You can activate GPU support by either using the base image that includes the necessary GPU dependencies or by initializing the CUDA parameters within the ImageSpec.

For this example, we define the MODEL_FILE_PATH variable to indicate the storage location for the model file.

MODEL_FILE_PATH = "saved_model/"

We initialize a data class to store the hyperparameters.

@dataclass_json
@dataclass
class Hyperparameters(object):
    batch_size_per_replica: int = 64
    buffer_size: int = 10000
    epochs: int = 10

We use the MNIST dataset to train our model.

def load_data(
    hyperparameters: Hyperparameters,
) -> Tuple[tf.data.Dataset, tf.data.Dataset, tf.distribute.Strategy]:
    datasets, _ = tfds.load(name="mnist", with_info=True, as_supervised=True)
    mnist_train, mnist_test = datasets["train"], datasets["test"]

    strategy = tf.distribute.MirroredStrategy()
    print("Number of devices: {}".format(strategy.num_replicas_in_sync))

    # strategy.num_replicas_in_sync returns the number of replicas; helpful to utilize the extra compute power by increasing the batch size
    BATCH_SIZE = hyperparameters.batch_size_per_replica * strategy.num_replicas_in_sync

    def scale(image, label):
        image = tf.cast(image, tf.float32)
        image /= 255

        return image, label

    # Fetch train and evaluation datasets
    train_dataset = mnist_train.map(scale).shuffle(hyperparameters.buffer_size).batch(BATCH_SIZE)
    eval_dataset = mnist_test.map(scale).batch(BATCH_SIZE)

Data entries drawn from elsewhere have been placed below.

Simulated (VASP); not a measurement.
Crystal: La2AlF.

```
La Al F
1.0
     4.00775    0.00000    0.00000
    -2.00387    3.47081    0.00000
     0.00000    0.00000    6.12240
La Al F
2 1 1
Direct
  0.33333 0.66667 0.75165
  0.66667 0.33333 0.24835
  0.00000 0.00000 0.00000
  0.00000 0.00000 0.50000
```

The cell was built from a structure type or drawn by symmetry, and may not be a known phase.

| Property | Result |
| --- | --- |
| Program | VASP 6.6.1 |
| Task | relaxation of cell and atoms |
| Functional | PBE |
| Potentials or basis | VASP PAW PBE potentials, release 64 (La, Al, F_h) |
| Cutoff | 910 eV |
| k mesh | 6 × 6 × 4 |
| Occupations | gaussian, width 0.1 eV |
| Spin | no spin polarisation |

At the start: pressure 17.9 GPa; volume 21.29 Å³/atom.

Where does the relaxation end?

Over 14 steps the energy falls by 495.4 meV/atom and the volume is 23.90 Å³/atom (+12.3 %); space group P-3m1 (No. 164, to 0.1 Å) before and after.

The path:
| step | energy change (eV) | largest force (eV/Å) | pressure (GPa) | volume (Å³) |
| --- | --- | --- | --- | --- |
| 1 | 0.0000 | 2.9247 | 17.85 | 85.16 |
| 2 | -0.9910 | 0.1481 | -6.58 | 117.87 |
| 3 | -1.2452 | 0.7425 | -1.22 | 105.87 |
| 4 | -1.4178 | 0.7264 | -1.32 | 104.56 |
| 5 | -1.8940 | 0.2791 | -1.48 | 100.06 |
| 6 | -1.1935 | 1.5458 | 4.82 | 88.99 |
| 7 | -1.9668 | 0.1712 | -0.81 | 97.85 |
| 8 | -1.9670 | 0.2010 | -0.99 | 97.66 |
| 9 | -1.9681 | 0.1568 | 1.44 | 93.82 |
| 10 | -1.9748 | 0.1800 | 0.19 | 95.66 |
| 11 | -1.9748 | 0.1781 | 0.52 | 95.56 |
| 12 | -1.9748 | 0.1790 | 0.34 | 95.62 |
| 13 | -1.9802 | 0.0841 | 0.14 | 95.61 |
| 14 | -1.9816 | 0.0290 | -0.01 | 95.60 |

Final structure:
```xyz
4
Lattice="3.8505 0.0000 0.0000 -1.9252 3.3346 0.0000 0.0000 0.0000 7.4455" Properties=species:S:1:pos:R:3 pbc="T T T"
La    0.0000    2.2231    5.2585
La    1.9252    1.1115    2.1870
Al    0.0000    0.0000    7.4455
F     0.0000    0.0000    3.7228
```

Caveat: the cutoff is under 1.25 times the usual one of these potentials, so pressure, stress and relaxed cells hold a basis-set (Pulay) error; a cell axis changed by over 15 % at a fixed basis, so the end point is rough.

    return train_dataset, eval_dataset, strategy

We create and compile a model in the context of Strategy.scope.

def get_compiled_model(strategy: tf.distribute.Strategy) -> tf.keras.Model:
    with strategy.scope():
        model = tf.keras.Sequential(
            [
                tf.keras.layers.Conv2D(32, 3, activation="relu", input_shape=(28, 28, 1)),
                tf.keras.layers.MaxPooling2D(),
                tf.keras.layers.Flatten(),
                tf.keras.layers.Dense(64, activation="relu"),
                tf.keras.layers.Dense(10),
            ]
        )

        model.compile(
            loss=tf.keras.losses.SparseCategoricalCrossentropy(from_logits=True),
            optimizer=tf.keras.optimizers.Adam(),
            metrics=["accuracy"],
        )

    return model

We define a function for decaying the learning rate.

def decay(epoch: int):
    if epoch < 3:
        return 1e-3
    elif epoch >= 3 and epoch < 7:
        return 1e-4
    else:
        return 1e-5

We define the train_model function to initiate model training with three callbacks:

  • TensorBoard to log the training metrics

  • ModelCheckpoint to save the model after every epoch

  • LearningRateScheduler to decay the learning rate

def train_model(
    model: tf.keras.Model,
    train_dataset: tf.data.Dataset,
    hyperparameters: Hyperparameters,
) -> Tuple[tf.keras.Model, str]:
    # Define the checkpoint directory to store checkpoints
    checkpoint_dir = "./training_checkpoints"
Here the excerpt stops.